Municipal Election Thoughts Pt 2.

My original plan was to write a few posts about some of the issues facing municipal councils in NL. It turns out that I'll only end up writing two, this being the second. The topic of this post has changed from my original intent to something a little more in the media over the last week or so. CBC ran a story here on Sept 17th regarding some of the discrepancies between municipalities and other communities, and then followed it up on the 19th with one here on how the Province "isn't ready" to tackle the structural issues of unincorporated communities. In light of those stories and a conversation I almost had on VOCM's Nightline I thought I'd share my thoughts on the issue, and while it won't change any ones vote come Tuesday I hope those who read this will leave with a better understanding of our broken municipal sector.

Structural Integrity 
The current system has 4 distinct types of community.

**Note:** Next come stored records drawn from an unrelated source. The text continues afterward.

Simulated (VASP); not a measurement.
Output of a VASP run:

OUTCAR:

  1. The City. We currently have 3 cities and they are regulated slightly differently then other communities as they have unique legislation. 
  2. The Municipality. There are approximately 276 municipalities in NL. They are governed by the Municipalities Act, among some others, and are monitored by the Province to ensure they are operating within the rules. 
  3. Local Service Districts. Last time I was involved in the sector there were somewhere areound 180 LSD's in NL. They are generally run by a committee and can provide basic services like garbage collection for a fee from residents. They cannot charge a tax but can charge fees. I believe there are a couple that also own and operate water systems. 
  4. Unincorperated Communities. Hard to say just how many since there's no real definition as to what consitutes a "community." They also usually have fee for service arrangements for garbage collection at least. 

For the purposes of this discussion it makes sense to group these into 2 main groups which I will call municipalities that will include all towns and cities, and unincorporated communities that will include LSD's and completely unincorporated communities. Note also that there was a 5th kind of structure referred to as a regional municipality made up of a mix of these options, but the only one in NL was dissolved to create the municipality of Fogo Island not too long ago.

So why does it matter? Who cares if there are different types of representation or community structure? It matters because it sets up a significant imbalance in the system that is usually tips the scales against municipalities. To illustrate the point we'll look at two items; property tax and snow clearing.
First we'll look at property tax and how the imbalance across the community types causes an unfair advantage for unincorporated areas and a loss in potential revenue to be used for community development. Around NL it is common to have municipalities and unincorporated communities side by side. When businesses and individuals look to build new buildings they often look outside the municipality so they can avoid business and property tax. This causes a loss of potential revenue for municipalities and even provides a slight business advantage to those who operate in unincorporated areas. In addition these businesses and people will often use services in nearby municipalities such as banking, retail and government services that use resources of that municipality. Therefore people are appreciating the benefits of being near a municipality but are not contributing to the operation of that system.

On the side of expenses we need to look no further then the roads that we drive on everyday. During the winter months all municipalities have to budget thousands of dollars just to keep the roads passable. Snow clearing forms a large percentage of the expenses for many small towns who don't provide many other services. What's the big deal? Well, neighbouring unincorporated communities need not worry because the Provincial Government takes care of it at no cost. How? By using Dept. of Transportation equipment or by throwing a little cash at a neighboring municipality to use their equipment to do the job. That sounds fair right?

What does it all mean? On a small scale it leaves municipalities and those who pay municipal taxes feeling that they are paying a little more then their fair share as they pay municipal taxes in addition to the provincial and federal taxes just like all others. On a larger scale it highlights the disparity and disfunctionality within our municipal sector. It certainly isn't necessary or practical for all areas of the Province to have the same service levels but shouldn't we be working toward a basic standard that can apply to all? At least we should have a system that applies the same cost for the same service to all on an equal basis?

Our municipal structure needs an overhaul. It's needed one for decades but as usual it requires significant political will that has so far been missing from the equation. And until we have all parts of the equation on the table we have very little hope of reaching equality.